Woof woof woof bark. Barkety, bark bark.
Wait. I’m sorry—this is a homo sapien blog. Let me use small words so you’ll be sure to understand.
Hi. My name is Sake. I’m a Pomeranian. Well, more specifically, I am Canis lupus familiaris.
In honor of National Dog Day, my minion, err, mother, asked me to write my first post for We The Eaters. She’s giving me the evil eye right now as I sit on the back of the couch typing this with my mind. Mom says sitting here ruins the cushions—but what do I care? It allows me to survey my domain. Then I can see where my minions are at all times. Pardon me if I seem a little grouchy. It’s just anxiety—this is a lot to ask of a little dog.
I know, I know. At nearly 12, which is basically 64 according to this calculator I found online, I’m hardly a young ‘un. But can you believe that website referred to me as a senior? That’s just preposterous. I don’t look a day over five.
Here’s the thing: It’s not easy being a dog. Despite my mother’s threats to make me, “get a day job so I can start contributing around here,” there really is a lot I do.
First of all, I shed like a maniac. This is to create small tumbleweeds under the minion’s bed so when they get out of bed in the morning, they won’t step on cold wood floors. Then there’s the cacophony of deafening yips I let loose to warn of inherent danger when anyone comes within a centimeter of our front gate. Our house is right behind a busy bus stop, so this keeps me pretty busy.
And then there’s the recycling I do of Mom’s earplugs and other nefarious items left in the garbage. You know, an in one end, out the other sort of thing. My digestive system requires lots of treats to keep that process (literally) moving. I wasn’t getting enough fiber a few weeks ago, so I helped myself to a full loaf of french bread on the kitchen counter. Then I watered the kitchen floor.
Really? How do you think I did it? I got time in solitary for that one.
Which brings me to my point: Despite all I do, I don’t get a lot of appreciation for my contributions to this pack. No. I get nothing but a bowl of dry kibble and a stupid bath.
I’ve been feeling a little under-appreciated, so I went to visit my pal Tilly for some girl time. Have a drink (the vintage of that Woodridge water is to DIE for!)… nibble on some cookies. You know, relax a little. Just have a ball.

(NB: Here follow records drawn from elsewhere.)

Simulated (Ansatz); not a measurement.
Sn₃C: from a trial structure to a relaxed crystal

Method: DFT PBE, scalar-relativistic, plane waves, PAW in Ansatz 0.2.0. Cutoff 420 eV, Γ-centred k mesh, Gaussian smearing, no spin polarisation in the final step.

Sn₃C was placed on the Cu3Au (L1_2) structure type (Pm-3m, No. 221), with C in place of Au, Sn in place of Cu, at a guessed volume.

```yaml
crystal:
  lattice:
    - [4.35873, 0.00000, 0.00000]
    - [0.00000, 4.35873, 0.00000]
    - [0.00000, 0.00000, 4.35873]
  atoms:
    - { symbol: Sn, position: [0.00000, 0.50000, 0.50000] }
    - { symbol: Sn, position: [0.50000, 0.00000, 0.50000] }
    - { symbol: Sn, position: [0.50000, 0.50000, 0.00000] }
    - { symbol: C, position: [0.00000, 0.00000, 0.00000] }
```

Tilly is a Welsh Terrier, known to be great playmates for other dogs. She just doesn’t understand that I would not lower myself to play with all the work I have to do. But I admit, she’s got a lot on her plate, too. Her minions built this big sandbox in the front yard—something about her digging up the grass—and now they keep burying her toys in it. She’s frantic one will get lost.
Then her dad ordered this huge “bully” stick for her the other day. Come on, minions! Do you think we don’t know what these are made of? And this one is like three feet long. Tilly has been frantically eating it before anyone sees a giant pizzle on the floor. I mean, what would the neighbors think?
There’s was just one thing that put a damper on our plans: When I arrived, Tilly was fresh out of my favorite treats.
What’s a girl dog to do?
We decided to make our own. It wasn’t that hard. Tilly kept sneaking the raw cookie dough off the table. Don’t judge—I’ve seen you two-legged nuts do this a million times.
Anyway, I thought I’d share the recipe here so all you humans could make some for your trusty four legged friends. I mean, we should be celebrated. For all we do.
Sake’s Barkelicious Bites
2 cups pumpkin
1/2 cup fresh flat leaf or curly parsley
1/2 cup flax seed
1/2 cup honey
1 overripe banana
2.5 cups white flour, plus more for rolling dough
2.5-3 cups whole wheat flour
1 chicken bullion packet
Preheat oven to 350 degrees. Place first six ingredients (pumpkin, parsley, flax, honey, eggs and banana) in a food processor and puree until smooth and parsley is chopped up.
Transfer to stand mixer with paddle attachment or a large bowl and begin to add flour one cup at a time until you have added five cups total. The dough should be elastic and just slightly sticky. If it is too sticky, add more flour. Too dry, add a little water or more honey.
Lightly flour a large working surface and place dough in the middle. We used a pastry mat, which was super easy on the paws when it came to cleanup. Roll dough out to about a 1/4 inch to 1/2 inch thick based on your pooches preferences (thinner will be crunchier. Personally, I am a dainty girl who likes my treats with a little more chew factor.)
One note here: I couldn’t give a poop bag what shape these are, but if your minion is like mine, you might suggest he or she order a dog bone shaped cutter in advance. My human spent half a day looking for one when she could have been at my beck and call.
Transfer treats to two or three non-stick or parchment-covered cookie sheets. You can also use a Silpat or other silicone liner. Place in oven and cook for 3o to 40 minutes.
Cookies are done when they are slightly browned on top and crunchy. Remove from pan to prevent further coking (use a cooling rack or wax paper.) They will harden further when they cool, so take them out as soon as they begin to brown if your master, I mean doggie, likes—or needs—a less crunchy snack.